This painting is by Quentin Metsys the Younger, a Flemish painter and artist of the Tudor court. It is one of several Sieve Portraits of Elizabeth I painted by various artists from 1579 into the early 1580s, so called because they depict Elizabeth carrying a sieve, thus associating her with the Roman Vestal Virgin, Tuccia. The sieve is also an emblem of wisdom and discernment.
The Sieve Portraits mark a turn in Elizabethan portraiture as they introduce motifs celebrating the Queen’s chastity while also depicting the established imagery of Elizabethan imperialism. This combination of symbols creates a version of Elizabeth whose powerful and discerning rule is directly related to her status as a Virgin Queen. This celebration of Elizabeth’s virginity may have been a response to the ongoing marriage suit of Francis, Duke of Alençon and Anjou by those opposed to the match. Sir Christopher Hatton – one such opponent – is depicted in the background of the portrait and may well be its patron.
Tuccia, the Vestal Virgin and other symbols of chastity
In ancient Rome, Vestal Virgins took vows of chastity and were attendants of Vesta, goddess of hearth and home. In Roman mythology, Tuccia, a priestess of Vesta, was falsely accused of unchasteness. She proved her virtue by performing a miracle: carrying a sieve full of water from the River Tiber to Vesta’s Temple without spilling a drop. Other symbols of chastity in the painting include a quotation from the 14th-century poet Petrarch in the bottom left on the folly of love, and the faceted column to the left – Petrarch’s idealised love and muse Laura was often depicted with a pillar of jasper, a stone with the power to quench passion. The pillar (also a symbol of imperialism) is decorated with roundels depicting the story of Dido and Aeneas: Aeneas resisted Dido’s advances and went on to found the Roman Empire.
The Virgin Queen and A Midsummer Night’s Dream
Oberon speaks of a ‘fair vestal’ and ‘imperial vot’ress’ in his anecdote of watching Cupid’s dart fall unspent (2.1.158–64). These are often taken to be complementary allusions to Elizabeth I and her virginity, a spectre lurking in the background of the play’s exploration of the themes of marriage, virginity and female sexual choice and agency. In the first few decades of her reign, Elizabeth presented herself as a marriageable virgin, but always reserved the right to choose her own husband and even whether or not she would marry at all. From the early 1580s, she was presented as a perpetual Virgin Queen. In A Midsummer Night’s Dream, Titania, a headstrong Queen, foreswears her husband’s bed while they are in dispute (2.1.62). Hermia creates her own choice when faced with the options of death, enforced virginity or an arranged marriage, by running away with her chosen lover. She is then confronted with and resists Lysander’s (and her own) sexual desires. The play’s allusions to Elizabeth (whose refusal to bend to external pressures to marry received much criticism) perhaps become darker or more dangerously pointed as the events of the wood turn cruel and the male characters exert their power over the women.

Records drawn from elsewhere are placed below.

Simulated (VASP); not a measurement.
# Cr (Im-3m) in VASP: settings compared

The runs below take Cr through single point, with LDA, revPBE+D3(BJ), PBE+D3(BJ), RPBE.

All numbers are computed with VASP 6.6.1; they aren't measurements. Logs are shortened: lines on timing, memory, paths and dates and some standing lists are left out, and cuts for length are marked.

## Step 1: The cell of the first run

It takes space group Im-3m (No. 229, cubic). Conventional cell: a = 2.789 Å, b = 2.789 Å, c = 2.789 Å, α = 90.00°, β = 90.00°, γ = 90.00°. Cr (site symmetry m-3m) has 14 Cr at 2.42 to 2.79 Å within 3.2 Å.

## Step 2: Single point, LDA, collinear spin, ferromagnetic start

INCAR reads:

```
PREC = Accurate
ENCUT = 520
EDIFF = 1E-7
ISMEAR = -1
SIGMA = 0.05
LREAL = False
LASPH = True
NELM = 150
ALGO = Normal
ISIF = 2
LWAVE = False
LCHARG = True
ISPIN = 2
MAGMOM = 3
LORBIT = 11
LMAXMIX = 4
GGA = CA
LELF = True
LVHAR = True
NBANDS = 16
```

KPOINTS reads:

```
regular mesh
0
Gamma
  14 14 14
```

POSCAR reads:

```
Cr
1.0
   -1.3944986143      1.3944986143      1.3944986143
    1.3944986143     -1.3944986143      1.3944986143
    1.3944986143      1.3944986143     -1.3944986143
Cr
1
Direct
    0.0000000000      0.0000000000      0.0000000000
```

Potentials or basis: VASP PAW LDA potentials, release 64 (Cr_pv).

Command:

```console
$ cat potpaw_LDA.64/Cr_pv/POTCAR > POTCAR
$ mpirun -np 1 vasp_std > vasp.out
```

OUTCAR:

The Merchant of Venice and the woman’s right to choose
Ideas about Elizabeth’s rejection of foreign suitors, her right to choose a husband or to remain chaste, resonate in The Merchant of Venice. In a strikingly powerful speech, Portia laments the fact that her marriage is dictated by male choices. Her ‘dead father’ devised a ‘lott’ry’ where suitors from different countries ‘choose’ from three different caskets (1.2.25;33). Portia must marry the man who chooses the chest containing her portrait. Yet she notes the heavy irony of ‘the word choose’ since ‘I may neither choose who I would, nor refuse who I dislike’ (1.2.22–24). She wittily mocks her international suitors, hoping they fail the test and ‘return … home’ (1.2.102–03); but she admits she ‘will die as chaste as Diana’ if she challenges her ‘father’s will’ (1.2.106–08). Ultimately however, the conflict between male and female choice, submission and rebellion, is conveniently resolved by the fact that Bassanio – the man Portia loves – choose the right casket in Act 3, Scene 2.